9.3 Constrained Optimization

9.3.4 Dummy Atom Placement in Dihedral Constraints

Bond and dihedral angles cannot be constrained in Cartesian optimizations to exactly 0 or ±180. This is because the corresponding constraint normals are zero vectors. Also, dihedral constraints near these two limiting values (within, say 20) tend to oscillate and are difficult to converge.

These difficulties can be overcome by defining dummy atoms and redefining the constraints with respect to the dummy atoms. For example, a dihedral constraint of 180 can be redefined to two constraints of 90 with respect to a suitably positioned dummy atom. The same thing can be done with a 180 bond angle (long a familiar use in Z-matrix construction).

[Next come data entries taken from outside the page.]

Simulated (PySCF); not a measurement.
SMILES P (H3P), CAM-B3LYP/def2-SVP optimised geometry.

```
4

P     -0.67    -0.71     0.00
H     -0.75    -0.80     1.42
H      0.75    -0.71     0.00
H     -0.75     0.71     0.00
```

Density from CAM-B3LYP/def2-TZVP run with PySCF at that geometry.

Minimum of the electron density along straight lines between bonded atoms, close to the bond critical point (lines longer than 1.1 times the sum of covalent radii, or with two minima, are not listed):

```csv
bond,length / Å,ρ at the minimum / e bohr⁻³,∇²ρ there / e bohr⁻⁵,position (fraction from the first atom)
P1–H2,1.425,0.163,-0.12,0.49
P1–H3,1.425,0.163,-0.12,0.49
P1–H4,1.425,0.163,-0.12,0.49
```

Typical usage is as shown in Table 9.2. Note that the order of atoms is important to obtain the correct signature on the dihedral angles. For a 0 dihedral constraint, atoms J and K should be switched in the definition of the second torsion constraint in Cartesian coordinates.

Internal Coordinates Cartesian Coordinates
$opt $opt
   tors I J K L 180.0    M 2 I J K
   tors I J K M 90
   tors M J K L 90
Table 9.2: Comparison of dihedral angle constraint method for adopted coordinates.

Note:  In almost all cases the above discussion is somewhat academic, as internal coordinates are now best imposed using delocalized internal coordinates and there is no restriction on the constraint values.